I agree that the user space code has an overwhelmingly structure
spanning from code written in year 2005 to 2008 and it's much like a
windows project. I guess a big chunk of the code may not directly
relevant to what the current simple connection utility provides. It will
be nice if Intel can share with us the big picture on what the user
space wimax stack will provide in terms of API, functionality and
features. 
I believe a big portion of user space functionality should be on ND&S,
OMA DM, and various user initiate actions on service flow, connection
control, etc. However now I didn't see a clear path in the user space
code as where those features are or supposed to be in. 
I am working in the process to port over this wimax package to a
handheld device, while immediately I realized the user space components
have too loose structure which doesn't fit well into an embedded
environment. 

Charles 

-----Original Message-----
From: wimax-bounces@xxxxxxxxxxxxxx [mailto:wimax-bounces@xxxxxxxxxxxxxx]
On Behalf Of Dan Williams
Sent: Thursday, October 09, 2008 11:46 AM
To: wimax@xxxxxxxxxxxxxx
Subject: General suggestions for the network service code

On Thu, 2008-10-09 at 09:50 -0500, charles zhuang wrote:
> Hi,
> 
> The current wimax service provider code seems only build on 32 bit
> machine. Here's the error when build on a 64 bit machine, does anyone
> have idea what it is?
> 
>  
> 
> make[2]: Entering directory
>
`/root/charles/wimax/intel-wimax/WiMAX-Network-Service-1.2.5/tools_proje
cts/Pipe/Common/Services'
> 
> make -C ../../OSAL all CONFIG=Debug
> 
> make[3]: Entering directory
>
`/root/charles/wimax/intel-wimax/WiMAX-Network-Service-1.2.5/tools_proje
cts/Pipe/OSAL'
> 
> gcc -o Debug/libosal.so wimax_osal_win.o wimax_string.o osaltrace.o
> wimax_osal.o wimax_util.o osal_event.o -shared -lpthread -ldl
> 
> /usr/bin/ld: wimax_osal_win.o: relocation R_X86_64_32 against
> `LASTERROR_THREAD_KEY' can not be used when making a shared object;
> recompile with -fPIC

Ugh, that thing really does need a rewrite with a *NIX-style build
system (even eclipse project files would work).  First, it should be
using correct CFLAGS for the architecture in question (-m32 or -m64 or
whatever) as determined by a configure script, second the directory
structure is really quite weird for a *NIX project and looks quite a bit
like a Windows port which it probably is.

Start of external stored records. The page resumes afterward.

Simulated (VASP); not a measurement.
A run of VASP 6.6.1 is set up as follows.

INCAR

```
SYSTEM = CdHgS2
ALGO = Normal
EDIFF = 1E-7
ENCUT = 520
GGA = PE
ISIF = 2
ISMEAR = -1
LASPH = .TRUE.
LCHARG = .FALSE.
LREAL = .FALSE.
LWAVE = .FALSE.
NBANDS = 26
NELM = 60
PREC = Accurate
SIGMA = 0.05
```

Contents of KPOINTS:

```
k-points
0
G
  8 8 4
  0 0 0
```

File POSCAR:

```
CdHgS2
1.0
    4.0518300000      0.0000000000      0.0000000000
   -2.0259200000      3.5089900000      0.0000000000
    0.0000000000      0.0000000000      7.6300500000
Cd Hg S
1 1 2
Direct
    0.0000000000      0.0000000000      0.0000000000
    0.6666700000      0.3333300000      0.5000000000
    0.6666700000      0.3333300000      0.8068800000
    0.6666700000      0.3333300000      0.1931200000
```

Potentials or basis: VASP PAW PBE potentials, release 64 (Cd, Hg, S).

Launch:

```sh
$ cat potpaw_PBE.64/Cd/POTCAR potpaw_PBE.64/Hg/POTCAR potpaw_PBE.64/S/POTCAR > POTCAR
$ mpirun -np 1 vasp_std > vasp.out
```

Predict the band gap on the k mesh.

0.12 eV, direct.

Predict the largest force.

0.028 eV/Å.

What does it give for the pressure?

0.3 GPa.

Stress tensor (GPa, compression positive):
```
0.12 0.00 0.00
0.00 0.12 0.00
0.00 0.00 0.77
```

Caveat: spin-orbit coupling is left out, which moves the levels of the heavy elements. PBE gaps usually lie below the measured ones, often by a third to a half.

Third, the network service needs to provide a D-Bus API so that stuff
can actually talk to it sanely without yet another IPC layer
implementation.  Net savings: 1500 LoC or more.

Fourth, if the service _really_ needs to implement the common API, it
should export two different D-Bus interfaces, one that actually
implements the common API and a second one that most tools will actually
use.

Fifth, it's pointless to include yet another implementation of crypto
algorithms when multiple libraries (nss, openssl, gnutls) already do the
job just fine and are quite tested.

Sixth, it should just use an existing project like qt or glib for a
mainloop, and it shouldn't need to re-implement stuff like strcpy,
memset, etc, since those already exist.

Seventh, why is it including its own copy of expat?

Eighth, why does it need threads?  Most of the time things don't really
need threads and they create quite a lot more confusion and headache
than convenience.  If you have a sane event loop with timers and
callbacks and asynchronous event support (glib, qt, whatever) then you
don't need threads, and you save all the mutex code and having to think
about concurrency.

Ninth, why a re-implementation of a linked list?  Again, if based on a
sane event library (glib, qt, etc) this is all provided for you.  No
need to roll your own.

Tenth, XML as the config file format is nice, but there are much simpler
mechanisms that would save a lot of code (GKeyFile in glib for example).
That's _if_ the service requires configuration in the first place.  It
should really just be a generic controller and shouldn't need to store
any state at all, since that's what connections managers built on top of
the network service (and talking to the network service via D-Bus)
should be doing.

Anyway, that's from a quick look at the 1.2.5 package.  I mean this to
be constructive and I'm *volunteering* to help fix these things up even
though it probably means a significant rewrite or starting from scratch.
That's fine, Intel has done a wonderful thing by making these pieces
open so that everyone can help improve them.

Marcel/Inaky, what's the status on the supplicant?  Any progress getting
other supplicants to work instead of the binary supplicant?  Is anyone
doing an open-source OMA-DM client that you're aware of, maybe Intel has
one they'd be willing to open-source?  Any open OMA-DM code from
anywhere would be a great starting point.